Elon Musk says “Don’t worry about Tesla’s burn rate!” He might be right

A lot of people are worried about how quickly Tesla is burning through cash. In a Monday story, Bloomberg extrapolated Tesla’s recent cash burn rate—$3.48 billion over the last 12 months, or $6,500 per minute—to estimate that Tesla might run out of cash before the end of 2018.

Tesla has had to raise billions of dollars to fund the development and manufacturing of its cars, batteries, and other technology.

At the end of 2017, Tesla had $9.4 billion in outstanding debt, requiring hundreds of millions of dollars in annual interest payments. With no profits in sight, pessimists worry that Tesla will find it difficult to raise still more money—money it may need to complete its production ramp-up of the Model 3.

Tesla CEO Elon Musk insists that there’s nothing to worry about. “Tesla will be profitable & cash flow+ in Q3 & Q4, so obv no need to raise money,” he tweeted last month.

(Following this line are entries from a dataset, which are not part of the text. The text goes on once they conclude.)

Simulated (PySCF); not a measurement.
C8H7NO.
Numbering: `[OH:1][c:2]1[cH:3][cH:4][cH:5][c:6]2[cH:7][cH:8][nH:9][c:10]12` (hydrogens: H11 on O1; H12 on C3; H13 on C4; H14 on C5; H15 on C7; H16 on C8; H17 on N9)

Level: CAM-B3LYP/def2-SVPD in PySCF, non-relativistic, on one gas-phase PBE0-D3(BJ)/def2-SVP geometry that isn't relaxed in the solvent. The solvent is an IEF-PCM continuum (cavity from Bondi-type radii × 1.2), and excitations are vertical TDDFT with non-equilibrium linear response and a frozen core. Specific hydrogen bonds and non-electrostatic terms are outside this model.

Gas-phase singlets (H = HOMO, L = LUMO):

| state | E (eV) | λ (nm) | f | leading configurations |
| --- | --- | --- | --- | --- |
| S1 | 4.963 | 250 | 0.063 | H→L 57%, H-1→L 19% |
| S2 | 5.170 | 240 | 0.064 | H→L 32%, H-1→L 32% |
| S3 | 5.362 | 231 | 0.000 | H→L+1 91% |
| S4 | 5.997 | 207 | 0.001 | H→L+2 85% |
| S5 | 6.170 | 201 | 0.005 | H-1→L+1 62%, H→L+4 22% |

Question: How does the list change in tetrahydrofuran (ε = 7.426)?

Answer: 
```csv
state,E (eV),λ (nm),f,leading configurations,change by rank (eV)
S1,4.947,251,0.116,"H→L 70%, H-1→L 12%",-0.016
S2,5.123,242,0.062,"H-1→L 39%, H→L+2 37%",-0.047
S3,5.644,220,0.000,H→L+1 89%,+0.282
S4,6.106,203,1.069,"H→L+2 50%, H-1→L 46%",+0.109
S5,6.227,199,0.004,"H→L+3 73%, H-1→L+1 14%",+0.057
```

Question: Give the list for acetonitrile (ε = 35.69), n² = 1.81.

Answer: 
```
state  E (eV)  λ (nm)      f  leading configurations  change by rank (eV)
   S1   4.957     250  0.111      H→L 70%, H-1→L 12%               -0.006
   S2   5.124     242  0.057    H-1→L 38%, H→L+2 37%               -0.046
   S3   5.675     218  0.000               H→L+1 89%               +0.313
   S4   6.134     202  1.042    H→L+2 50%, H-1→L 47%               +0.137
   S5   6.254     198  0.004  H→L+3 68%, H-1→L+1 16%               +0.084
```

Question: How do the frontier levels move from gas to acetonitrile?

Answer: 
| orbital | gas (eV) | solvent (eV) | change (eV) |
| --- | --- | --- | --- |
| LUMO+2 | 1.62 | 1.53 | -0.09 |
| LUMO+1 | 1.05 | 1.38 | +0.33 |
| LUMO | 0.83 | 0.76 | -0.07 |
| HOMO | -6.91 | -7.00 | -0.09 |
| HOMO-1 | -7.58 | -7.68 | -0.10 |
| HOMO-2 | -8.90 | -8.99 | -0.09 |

We’re skeptical that Tesla will reach profitability or positive cash flow that quickly. But history does suggest that concerns about Tesla’s cash flow may be overblown.

Check out this chart of Tesla’s free cash flow over the last eight years:

The chart comes from Bloomberg, but I’ve added annotations for the launch of Tesla’s last three vehicles.

In 2011 and early 2012, Tesla suffered increasingly negative cash flow as the company spent heavily to prepare for manufacturing of the Model S. That cash burn rate peaked in the third quarter of 2012—just after the delivery of the first Model S in June 2012. Then in 2013, as Model S production hit its stride, Tesla’s cash flow was slightly positive for three out of four quarters in 2013.

The pattern repeated itself with the Model X. Tesla’s burn rate soared in 2014 and 2015, peaking right around the time of the first Model X delivery in September 2015. Then the burn rate declined, and Tesla actually saw positive cash flow in the third quarter of 2016.

So far, we’ve seen a similar trend with the Model 3. Tesla saw a massive burn rate in the year before the first Model 3 delivery as the company invested heavily in manufacturing capacity. Then the burn rate declined in the final quarter of 2017.

At a minimum, this means that it’s a bit misleading to extrapolate 2017 free cash flow statistics into 2018. In 2017, Tesla was investing heavily in Model 3 production facilities. In 2018, Tesla hopes to reap the benefits from those investments in the form of Model 3 revenues. It’s hard to say how much lower the 2018 burn rate will be, but it seems quite likely that it will be somewhat lower.

And Musk has another reason for optimism: he has gone through all of this before. It’s often forgotten that Tesla’s previous cars saw similar manufacturing delays much like the ones Tesla is experiencing now with the Model 3.

Tesla “told investors that it will fall well short of its production targets for its Model S electric vehicle and that it needs to raise additional funds to keep operating over the next 12 months,” the reported in September 2012. “The company’s problems seem to highlight the challenges of getting into the automotive-manufacturing industry from scratch.”

After three months of production, Tesla had only delivered 132 Model S cars. And analysts worried about Tesla’s cash-flow problems.

Three years later, Tesla only managed to deliver 208 Model X vehicles to customers during the first full quarter of Model X manufacturing. Again, analysts worried about Tesla’s cash flow.

Tesla’s losses are bigger this time because the Model 3 is a much more ambitious project than Tesla’s earlier cars. Tesla is aiming to manufacture as many as 500,000 vehicles per year by 2020, and that level of output requires more extensive manufacturing facilities.

Of course, this doesn’t mean that Tesla will ultimately succeed with the Model 3. But it’s misleading to focus too much on quarter-by-quarter cash flow numbers. Tesla has a market capitalization of $50 billion. As long as its valuation is that high, it can easily raise an extra billion dollars by selling more shares. Existing shareholders don’t like raising capital this way because it dilutes the value of existing shares—and Musk claims that it’s not needed—but it’s an option if Tesla finds itself needing more cash.

Tesla will only face an existential threat if investors start to lose confidence in the company’s long-term prospects. If that were happening, we’d see signs of it in a plunging stock price. Tesla’s market capitalization is down about 20 percent from its 2017 highs, but the stock is still higher than at any point prior to 2017, suggesting that investors still have confidence in Musk’s long-term vision.